Windows Server, file transfers are severely throughput constrained, why?

Notice: Page may contain affiliate links for which we may earn a small commission through services like Amazon Affiliates or Skimlinks.

Frank173

Member
Feb 14, 2018
75
9
8
I am running Windows Server 2016 (and also tried the below on Windows 10 for Workstations), set up 2 separate Ram Disks on the same machine, each getting over 30GB of space. I then copy a single file that is around 12GB in size onto one Ram Disk. Then I clear the Windows file cache. Subsequently I drag the file from the first ram disk onto the window of the second ram disk.

What I am seeing is an average 1.5-2GB/second transfer speed

Question: What is bottlenecking the transfer speed here? Same machine, one CPU that runs at around 4GHz with multiple cores, two identical memory disks with their own memory regions on the same machine accessing fast DDR4 2666 memory. I do not understand what constrains the transfer speed here, I understand that the standard Windows file transfer consists of a single threaded process. I need to speed up this particular process, I understand there are other file copy tools out there that utilize multiple streams.

Anyone who can shed light into this? This clearly seems to be a Windows software related issue.

Edit: I am experimenting with the above because I ultimately want to serve files on a file server to connected machines on the same network. I use 100 Gigabit Mellanox ConnectX-4 NICs and use a striped 4xNVME raid zero drive that can read and write at about 72 Gigabit/second. I tested network throughput with the Mellanox toolbox and reach 94 Gigabit/second throughput. Hence, hardware wise there should not be any constraints.
 

EffrafaxOfWug

Radioactive Member
Feb 12, 2015
1,394
511
113
If you're just doing a drag'n'drop in explorer, it'll often run in to single-threaded CPU limits (or at least it used to); you should be able to see this in task manager (and if not, what is using the most CPU?). Try using something like robocopy to more accurately test what the HW is capable of and see if it behaves any differently.
 

cesmith9999

Well-Known Member
Mar 26, 2013
1,421
470
83
and with robocopy please use the /MT[:number of threads 1-128, default :8] switch

Chris
 

Frank173

Member
Feb 14, 2018
75
9
8
I mentioned that yes, the file copy on Windows is single threaded. And I did check, not a single core is fully utilized during the file transfer. Tools like robocopy speed up the transfer speed a multi-fold and that is exactly the question I have. Why is a single threaded file transfer throughput in Windows so constrained? This is not just a question about file transfers but generally, any loads, access to anything will also be constrained for no apparent reason. Again, not a single core is fully utilized, DDR4 memory, even single channel, perform at more than 10 fold throughput, yes, any Windows API has overhead but not to this degree. When you look at it, I basically transfer binary data from memory to a single CPU and back onto memory. No PCIe lane limitations, no PCH or UPI involved whatsoever.
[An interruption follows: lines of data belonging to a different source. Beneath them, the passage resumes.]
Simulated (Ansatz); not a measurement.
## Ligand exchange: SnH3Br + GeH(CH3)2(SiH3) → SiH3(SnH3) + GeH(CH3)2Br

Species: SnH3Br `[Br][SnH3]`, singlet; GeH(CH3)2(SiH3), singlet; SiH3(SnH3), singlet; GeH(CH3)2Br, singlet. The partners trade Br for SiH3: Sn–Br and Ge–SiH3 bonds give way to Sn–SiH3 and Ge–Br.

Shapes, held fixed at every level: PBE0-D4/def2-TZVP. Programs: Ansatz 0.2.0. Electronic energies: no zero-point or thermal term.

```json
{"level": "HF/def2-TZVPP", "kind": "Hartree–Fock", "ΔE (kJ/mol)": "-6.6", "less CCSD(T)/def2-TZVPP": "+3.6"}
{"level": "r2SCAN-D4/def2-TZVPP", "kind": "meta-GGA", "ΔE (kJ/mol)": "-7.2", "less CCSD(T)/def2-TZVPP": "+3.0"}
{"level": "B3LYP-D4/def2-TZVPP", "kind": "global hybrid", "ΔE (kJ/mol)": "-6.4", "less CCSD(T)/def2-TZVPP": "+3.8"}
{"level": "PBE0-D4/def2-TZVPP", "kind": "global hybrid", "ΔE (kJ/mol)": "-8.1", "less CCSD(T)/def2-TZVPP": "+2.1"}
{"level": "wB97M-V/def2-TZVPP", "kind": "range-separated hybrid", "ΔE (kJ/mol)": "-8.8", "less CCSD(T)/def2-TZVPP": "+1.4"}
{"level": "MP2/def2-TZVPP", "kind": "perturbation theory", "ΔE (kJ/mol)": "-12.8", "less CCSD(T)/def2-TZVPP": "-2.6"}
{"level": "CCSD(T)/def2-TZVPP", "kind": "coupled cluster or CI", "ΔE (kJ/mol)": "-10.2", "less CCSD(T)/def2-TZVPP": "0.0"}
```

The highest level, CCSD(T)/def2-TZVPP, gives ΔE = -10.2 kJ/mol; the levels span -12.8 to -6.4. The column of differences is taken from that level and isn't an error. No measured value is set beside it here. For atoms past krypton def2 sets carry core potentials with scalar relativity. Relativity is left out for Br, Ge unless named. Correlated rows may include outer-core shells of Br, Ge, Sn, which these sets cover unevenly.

If you're just doing a drag'n'drop in explorer, it'll often run in to single-threaded CPU limits (or at least it used to); you should be able to see this in task manager (and if not, what is using the most CPU?). Try using something like robocopy to more accurately test what the HW is capable of and see if it behaves any differently.
 

Frank173

Member
Feb 14, 2018
75
9
8
Iperf3 shows a lot less throughput than when measuring with "nd_send_bw" bandwidth tool that comes with the Mellanox ConnectX-4 drivers and toolbox. I believe Mellanox's tool to be much more precise as it measures pure line throughput without any other overhead. I have not delved into the doc of Iperf3, so am not sure what it precisely does under the hood. So, I understand that there is overhead involved. But right now I like to focus on Windows file transfer mechanism because ultimately the file server will serve files over network and needs to load the data from disk.

No single CPU fully utilized during file transfer, memory to memory copy on DDR4 memory on the same machine. Nothing so far explains why such transfer is limited to around 2GB/sec.

What do you get with iperf3 between nodes?